Global equity markets rallied and the Japanese yen fell yesterday as Chinese President Xi Jinping’s promise to cut import tariffs eased investor concerns about an escalating US-China trade row.

Speaking at the Boao Forum for Asia in China’s Hainan province, Mr Xi vowed to open China’s economy further, protect intellectual property of foreign firms and he criticised a “Cold War mentality” as obsolete, in his first public comments since the trade dispute with US President Donald Trump’s administration erupted.

Mr Xi’s comments prompted a largely positive reaction in financial markets, which have been rattled on fears that tit-for-tat US-China tariffs will escalate into a full-scale trade war that would threaten global growth.

“The expectation was this could have gone one of two ways: he could have been aggressive about US tariffs or been conciliatory, and it feels like he’s more conciliatory,” said Art Hogan, chief market strategist at Wunderlich Securities in New York.

The Dow Jones Industrial Average rose 481.37 points, or 2.01 per cent, to 24,460.47, the S&P 500 gained 42.97 points, or 1.64 per cent, to 2,656.13 and the Nasdaq Composite added 116.44 points, or 1.68 per cent, to 7,066.79.

The pan-European FTSEurofirst 300 index rose 0.84 per cent and MSCI’s gauge of stocks across the globe gained 1.29 per cent.

Emerging market stocks rose 0.93 per cent. MSCI’s broadest index of Asia-Pacific shares outside Japan closed 1.17 per cent higher, while Japan’s Nikkei rose 0.54 per cent.

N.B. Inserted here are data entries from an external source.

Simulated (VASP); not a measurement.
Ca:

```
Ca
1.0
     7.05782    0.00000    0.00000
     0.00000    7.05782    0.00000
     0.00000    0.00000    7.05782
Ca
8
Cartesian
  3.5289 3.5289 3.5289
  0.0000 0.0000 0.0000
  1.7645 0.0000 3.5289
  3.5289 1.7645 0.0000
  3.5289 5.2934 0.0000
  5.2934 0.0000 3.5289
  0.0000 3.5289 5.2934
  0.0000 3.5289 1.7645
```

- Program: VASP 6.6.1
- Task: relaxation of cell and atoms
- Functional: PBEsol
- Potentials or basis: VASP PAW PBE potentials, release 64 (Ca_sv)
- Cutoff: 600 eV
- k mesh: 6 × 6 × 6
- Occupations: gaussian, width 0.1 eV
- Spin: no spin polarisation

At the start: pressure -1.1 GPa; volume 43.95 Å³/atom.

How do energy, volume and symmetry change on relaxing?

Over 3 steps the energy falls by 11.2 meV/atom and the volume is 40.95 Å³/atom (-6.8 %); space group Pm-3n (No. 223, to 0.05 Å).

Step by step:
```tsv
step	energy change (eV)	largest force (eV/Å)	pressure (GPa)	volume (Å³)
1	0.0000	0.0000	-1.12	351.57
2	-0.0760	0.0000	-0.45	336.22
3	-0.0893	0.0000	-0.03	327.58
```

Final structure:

Oil markets rose sharply on hopes that the trade dispute may be resolved without greater damage to the global economy.

US crude rose 2.82 per cent to $65.21 per barrel and Brent was last at $70.68, up 2.96 per cent on the day.

Meanwhile, the Japanese yen weakened 0.53 per cent versus the greenback at 107.35 per dollar, while Sterling was last trading at $1.4158, up 0.21 per cent on the day.

The dollar index fell 0.06 per cent, with the euro up 0.07 per cent to $1.2328. Benchmark 10-year notes last fell 4/32 in price to yield 2.7991 percent, from 2.786 percent late on Monday.

The 30-year bond last fell 4/32 in price to yield 3.0238 per cent, from 3.017 per cent late on Monday.